From Stonewall to AIDS, Framing Queer Desire

From Stonewall to AIDS, Framing Queer Desire

George Dureau, The Photographs is an album of the great photographic portraits made throughout the forty years of Dureau’s artistic career—a New Orleans romance between the photographer and his subjects.


All of Dureau’s exquisite photographs, many of them nudes, were made in his studio in the French Quarter of New Orleans, or on the city’s streets. He began photography for the pleasure of photographing his lovers, and as research material for his paintings. Only later on did he begin to take his photographs seriously as works of art in their own right. Many of his subjects became part of Dureau’s “extended family,” whom he photographed on different occasions over many years.


Surprisingly, only one book of Dureau’s photographs has been published: New Orleans, 1985, a modest paperback long out of print. This Aperture book is possible now because of the commitment of the community of Dureau’s supporters to see it happen. George Dureau, The Photographs is edited by Chris Boot, with a text by Philip Gefter.


George Dureau (born in New Orleans, 1930; died in New Orleans, 2014) was a painter, sculptor, and photographer known for his focus on the male nude. His paintings command regional and national recognition, and draw on classical and baroque traditions. His photographs of nudes, street people, and people who are maimed and deformed (often figures also incorporated within his paintings and sculptures), have garnered international acclaim. Often compared to Robert Mapplethorpe’s work, Dureau’s black male nudes predate Mapplethorpe’s Black Book pictures by several years. Also classically formal, they distinguish themselves from Mapplethorpe’s work by the nature of the connection between photographer and subject.

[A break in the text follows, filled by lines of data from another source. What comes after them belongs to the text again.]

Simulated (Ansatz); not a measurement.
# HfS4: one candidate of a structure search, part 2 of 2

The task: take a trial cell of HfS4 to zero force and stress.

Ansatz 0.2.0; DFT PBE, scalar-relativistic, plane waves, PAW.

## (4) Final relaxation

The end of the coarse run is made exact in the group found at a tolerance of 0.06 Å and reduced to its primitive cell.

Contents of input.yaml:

Dureau’s career has been the subject of retrospectives at the Ogden Museum of Southern Art (2006 and 2011) and the New Orleans Museum of Art (2009). The first exhibition of his photographs in New York (at Higher Pictures) was in 2012. Immersed in New Orleans’s unique art and culture throughout his life, Dureau became a widely known character of the French Quarter.


Philip Gefter is the author of Wagstaff: Before and After Mapplethorpe (2014), a biography of Sam Wagstaff, and Photography After Frank (Aperture, 2009), a book of essays about photography. He produced the 2011 documentary Bill Cunningham New York. Gefter was on staff at the New York Times for fifteen years, where he wrote regularly about photography. He is currently at work on a biography of Richard Avedon.